Furnishd means HomePal Technology Pty Ltd (ACN 627 330 214), with a registered address at Suite 6, 112 Rokeby Street Collingwood, Victoria, 3066.

Furnishd IP means all Intellectual Property owned or licensed by Furnishd and all modifications, enhancements, derivations and updates to it.

Government Agency means any governmental, judicial or statutory body with authority or jurisdiction over this Agreement or a party.

Insolvency Event means any of the following:

(a) a receiver, receiver and manager, liquidator, provisional liquidator, controller or any form of external administrator has been appointed over either party or any property belonging to either party;

(b) an event occurs which gives any person the right to seek an appointment referred to in paragraph (a);

(c) a party proposes or takes any steps to enter into a scheme, arrangement, agreement or compromise with its creditors or call a meeting of creditors;

(d) a party suspends payment of its debts generally;

(e) a party becomes bankrupt or insolvent within the meaning of the Corporations Act 2001 (Cth) or a party has a bankruptcy petition presented against it; or

(f) an application is made to a court or a resolution is passed or an order is made for the winding up or dissolution of a party or an event occurs that would give any person the right to make an application of this type.
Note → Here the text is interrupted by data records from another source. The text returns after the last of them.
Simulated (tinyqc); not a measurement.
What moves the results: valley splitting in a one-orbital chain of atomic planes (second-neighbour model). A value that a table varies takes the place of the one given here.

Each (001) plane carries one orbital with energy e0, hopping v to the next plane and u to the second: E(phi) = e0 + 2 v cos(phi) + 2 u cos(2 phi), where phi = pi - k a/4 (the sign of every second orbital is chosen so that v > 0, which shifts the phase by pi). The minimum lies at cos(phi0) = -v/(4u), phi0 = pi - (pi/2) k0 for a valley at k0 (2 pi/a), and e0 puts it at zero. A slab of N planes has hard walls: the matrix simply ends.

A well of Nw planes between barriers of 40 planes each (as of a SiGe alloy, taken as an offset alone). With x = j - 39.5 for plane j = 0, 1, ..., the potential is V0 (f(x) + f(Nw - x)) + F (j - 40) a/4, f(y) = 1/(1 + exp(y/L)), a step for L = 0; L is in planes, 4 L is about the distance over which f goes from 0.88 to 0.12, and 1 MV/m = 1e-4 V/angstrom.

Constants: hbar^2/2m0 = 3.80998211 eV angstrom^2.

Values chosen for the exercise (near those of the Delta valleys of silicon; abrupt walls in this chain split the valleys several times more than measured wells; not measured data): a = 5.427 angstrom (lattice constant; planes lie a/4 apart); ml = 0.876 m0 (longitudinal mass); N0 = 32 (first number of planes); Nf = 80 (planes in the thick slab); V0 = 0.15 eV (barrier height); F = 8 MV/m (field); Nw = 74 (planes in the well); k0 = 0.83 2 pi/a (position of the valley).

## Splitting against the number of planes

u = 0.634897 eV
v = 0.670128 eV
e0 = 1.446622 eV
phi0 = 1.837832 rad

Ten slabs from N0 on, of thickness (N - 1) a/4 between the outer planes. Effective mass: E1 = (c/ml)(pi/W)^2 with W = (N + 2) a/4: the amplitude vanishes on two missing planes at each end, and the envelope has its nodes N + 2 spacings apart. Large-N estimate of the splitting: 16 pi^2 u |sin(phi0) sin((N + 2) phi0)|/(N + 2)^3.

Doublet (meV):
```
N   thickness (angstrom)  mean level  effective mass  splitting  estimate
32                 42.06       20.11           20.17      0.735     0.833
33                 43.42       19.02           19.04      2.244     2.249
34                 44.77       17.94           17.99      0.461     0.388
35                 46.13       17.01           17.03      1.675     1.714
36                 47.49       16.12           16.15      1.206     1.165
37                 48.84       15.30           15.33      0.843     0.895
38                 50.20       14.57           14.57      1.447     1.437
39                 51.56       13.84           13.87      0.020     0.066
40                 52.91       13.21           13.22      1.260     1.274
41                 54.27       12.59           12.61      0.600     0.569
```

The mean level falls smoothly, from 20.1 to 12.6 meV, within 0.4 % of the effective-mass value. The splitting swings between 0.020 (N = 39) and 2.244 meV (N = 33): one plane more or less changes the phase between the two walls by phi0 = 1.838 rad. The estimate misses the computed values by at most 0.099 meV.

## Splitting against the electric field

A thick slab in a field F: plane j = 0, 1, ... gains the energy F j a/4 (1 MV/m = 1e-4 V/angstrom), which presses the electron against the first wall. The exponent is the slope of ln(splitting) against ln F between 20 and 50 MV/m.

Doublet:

Intellectual Property means all design concepts and materials, copyright, trade marks, patents, operations, software or systems, trade names and domain names, rights in goodwill, rights in Confidential Information or other intellectual property rights, whether under statute, common law, equity, and whether registered or unregistered and including all applications for, and renewals or extensions of, such rights and all similar rights which subsist or will subsist now or in future in any part of the world.

Laws means any applicable rules of common law, principles of equity, international, federal, state and local laws, statutes, rules, regulations, proclamations, ordinances and by-laws and other subordinate legislation, rulings or legal requirements anywhere in the world, including Privacy Laws.

Loss includes any loss, cost, expense or damage, regardless of whether it is:

(a) direct or indirect;

(b) present or future;

(c) fixed or ascertained; or

(d) arising by Law,

including Consequential Loss.

Moral Rights means the right of attribution of authorship, the right not to have authorship falsely attributed and the right of integrity of authorship as defined in the Copyright Act 1968 (Cth) (or equivalent legislation).

Personal Information means data by which a person may be personally identified, including a person's name, postal address, email address, phone number and any other information a person collects, including personal or personally identifiable information under applicable Privacy Laws.

Personnel means a party's directors, officers, employees, agents, consultants, contractors or sub-contractors.

Privacy Laws means applicable privacy data protection and anti-spam laws, rules, regulations, best practices and regulatory guidance, including the Privacy Act 1988 (Cth) and any other equivalent Law.

Project means the concept design and design development project at the premises specified in a SOW.

Receiving Party means a party to this Agreement who obtains Confidential Information of the other party to this Agreement.

Services means the services to be provided by Furnishd to the Client in a SOW.

SOW means a SOW issued under these Terms or as notified to the Client from time to time.

Term has the meaning in clause 2(a).

Terms means these Services Terms and Conditions.

Third Party IP means any Intellectual Property owned or licensed by a third party, including in relation to stock images, designs and floorplans.


18.2 Interpretation

In the interpretation of this Agreement, unless stated otherwise:

(a) a reference to AUD, $A, dollar or $ is to Australian currency;

(b) a reference to a party is to a party to this Agreement and includes the party’s successors and permitted transferees and assigns and if a party is an individual, includes executors and personal legal representatives;

(c) a reference to a person includes a natural person or legal entity;

(d) a reference to time is a reference to time in Victoria, Australia;

(e) if an obligation must be performed or an event must occur on a day that is not a Business Day, the obligation must be performed or the event must occur on or by the next Business Day;

(f) an obligation or liability assumed by, or a right conferred on, 2 or more parties binds or benefits them all jointly and severally;

(g) words such as 'including' or 'for example' do not limit the preceding words;

(h) all grammatical forms of defined terms have a corresponding meaning;

(i) singular includes the plural and vice versa;

(j) a provision of this Agreement must not be construed against a party on the basis that party was responsible for preparing it; and

(k) the main body of this Agreement will prevail to the extent of any inconsistency with any other part of this Agreement.